Hi, OP -
This is a great question. The answer has become complicated. (I am a former Russell Group STEM admissions tutor.)
Fundamentally your DD’s instinct is correct: it is better to do the best you are capable of in three A levels than to slip in even one in order to do a fourth.
Some degree programmes, like certain programmes at Imperial, will make two offers and one will allow for slippage, but this is relatively rare. Oxford may well make a standard three A offer anyway, but that will only be to applicants who have met its other criteria and are usually predicted (significantly) higher grades.
We are seeing an informal trend towards more and more tiered offers, wherein the first tranche of offers go to a group who greatly exceed the standard entry requirements, then another tranche to a group somewhat less stellar, etc. This board has recently had a number of threads from parents of applicants shut out of programmes for which their PGs made them sound a good match. sometimes those programmes guess wrong, and must take underqualified applicants in August. The system is not working well. But I digress.
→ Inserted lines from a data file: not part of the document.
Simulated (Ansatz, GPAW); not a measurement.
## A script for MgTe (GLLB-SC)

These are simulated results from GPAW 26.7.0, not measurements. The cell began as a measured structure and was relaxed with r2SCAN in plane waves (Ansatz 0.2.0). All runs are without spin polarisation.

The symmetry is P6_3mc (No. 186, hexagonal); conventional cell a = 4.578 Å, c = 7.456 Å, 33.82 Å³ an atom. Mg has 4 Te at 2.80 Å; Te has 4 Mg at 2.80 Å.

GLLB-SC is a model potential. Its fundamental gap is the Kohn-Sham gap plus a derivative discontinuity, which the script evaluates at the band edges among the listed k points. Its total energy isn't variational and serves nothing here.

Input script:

Some degree programmes that don’t require FM ‘strongly recommend’ it. Sometimes a subtext here is that if your school offers it, you should be taking it and it counts against you if you do not.
DD could start thinking about programmes that interest her. If she comes across this language, she can email the admissions team for the degree programme explaining her dilemma. The wording will need some thought - your paraphrasing of her dilemma is fine; she just needs to make sure she doesn’t sound the slightest bit like she is looking for an easy path (no reasonable person would take it that way, but one never knows). Of course you can help with the message but it should come from her.
If relevant, a few elite universities will say that Maths + FM + Physics, if taken, is ‘really’ just 2 or 2.5 A levels because of the mutually reinforcing nature of the subjects (if one elects Mechanics insofar as possible). I can see a good case for 2.5.
I realise it may sound like I am implicitly making a case for FM but unless it is recommended for the degree programme that is not my intention. Doing her best and learning thoroughly is most likely to be useful for DD.
@TeenToTwenties idea of starting FM and dropping it is good, but often conscientious YP become invested in the Sunk Cost Fallacy. Would DD find it hard to let go?